Call me Zakayo but I will do the right thing for Kenya - Ruto
President
William Ruto has maintained that he will not relent in his push for taxation as a means to develop the country while reducing government borrowing.
During
a Wednesday address to Kenyans living in Japan, which Ruto held in the capital Tokyo, the
president said Kenya will only be built by its revenue and taxes, not aid and
debt.
“If
we have to develop our country, Kenyans must roll up their sleeves. Our country
is not going to be developed by others, by aid or by debt. It is going to be
developed by us. Japan is built by the Japanese using their own taxes. Kenya
will be built by Kenyans using our own revenue and taxes,” the president told
Kenyans in the East Asian country.
Ruto
has since assuming office in September 2022 introduced a raft of taxes and hiked
old ones, putting him on the receiving end of criticism by Kenyans who accuse
him of backtracking on his election campaign promises.
Ruto
wooed voters on a platform of championing the welfare of average struggling Kenyans,
whom he dubbed ‘hustlers’.
The
president on Wednesday pledged to ensure the taxes his government is collecting
won’t be embezzled, telling Kenyans in the diaspora: “The one thing I have
committed myself to do is provide a guarantee that every Kenyan who pays taxes,
their money will not be stolen. So long as we collect whatever tax we are
collecting and use it to grow our country, it is going to benefit us eventually.”

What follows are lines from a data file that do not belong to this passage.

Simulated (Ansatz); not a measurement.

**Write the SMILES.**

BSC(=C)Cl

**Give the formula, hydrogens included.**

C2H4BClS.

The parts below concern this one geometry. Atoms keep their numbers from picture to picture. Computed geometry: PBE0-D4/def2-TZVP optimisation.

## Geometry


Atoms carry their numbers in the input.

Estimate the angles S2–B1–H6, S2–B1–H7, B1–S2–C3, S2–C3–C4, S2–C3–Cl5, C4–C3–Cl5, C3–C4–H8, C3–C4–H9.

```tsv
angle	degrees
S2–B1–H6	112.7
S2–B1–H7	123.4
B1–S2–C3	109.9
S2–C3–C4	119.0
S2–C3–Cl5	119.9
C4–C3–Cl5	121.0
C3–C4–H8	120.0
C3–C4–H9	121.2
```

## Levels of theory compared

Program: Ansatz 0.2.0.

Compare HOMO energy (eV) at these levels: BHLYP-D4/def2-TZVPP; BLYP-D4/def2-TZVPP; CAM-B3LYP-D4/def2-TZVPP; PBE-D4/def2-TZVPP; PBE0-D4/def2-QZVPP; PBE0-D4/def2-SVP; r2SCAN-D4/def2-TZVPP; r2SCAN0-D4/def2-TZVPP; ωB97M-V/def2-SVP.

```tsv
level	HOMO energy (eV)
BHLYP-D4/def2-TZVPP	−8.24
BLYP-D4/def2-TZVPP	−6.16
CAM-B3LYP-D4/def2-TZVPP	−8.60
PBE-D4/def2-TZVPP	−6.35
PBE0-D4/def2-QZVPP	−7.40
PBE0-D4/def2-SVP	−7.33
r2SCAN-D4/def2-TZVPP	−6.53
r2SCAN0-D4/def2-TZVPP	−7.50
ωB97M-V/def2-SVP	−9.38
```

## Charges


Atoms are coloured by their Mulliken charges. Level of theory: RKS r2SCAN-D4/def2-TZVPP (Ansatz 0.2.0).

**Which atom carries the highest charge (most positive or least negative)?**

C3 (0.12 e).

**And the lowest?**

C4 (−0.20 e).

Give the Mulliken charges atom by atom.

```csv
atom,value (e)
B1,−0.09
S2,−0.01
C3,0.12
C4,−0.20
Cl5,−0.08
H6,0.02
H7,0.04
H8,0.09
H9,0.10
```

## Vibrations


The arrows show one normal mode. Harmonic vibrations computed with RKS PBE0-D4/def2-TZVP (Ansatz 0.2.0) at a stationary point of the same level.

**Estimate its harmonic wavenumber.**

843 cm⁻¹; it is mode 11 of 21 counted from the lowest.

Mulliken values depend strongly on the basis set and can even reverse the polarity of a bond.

Kenyans have since christened Ruto 'Zakayo', Swahili for Zacchaeus, the biblical
figure who is portrayed as a greedy tax collector who climbed a tree to see
Jesus.
In social
media posts, they have been calling on him to ‘climb down’ like Jesus is said
to have told the tax collector, referring to him relaxing his government’s tax
regime.
But
Ruto said he does not mind being called names, arguing that his concise is clear
and he is determined to do “the right thing” for Kenya.
“What
I will not do as president is say there will be free lunch, that the country is
going to be developed by borrowing money from other people and that it is going
to cost us nothing to develop our country,” said Ruto on Wednesday.
“That
is why I don’t mind people calling me names. You see when you are doing the
right thing, your concise is clear. I will do the right thing for our country
irrespective of what names people call me, including Zakayo.”
Ruto has previously acknowledged that the taxes are "painful" but worth the sacrifice. During his Jamhuri Day speech on December 12 last year, he said the sacrifices the nation was making "would make our freedom fighters proud".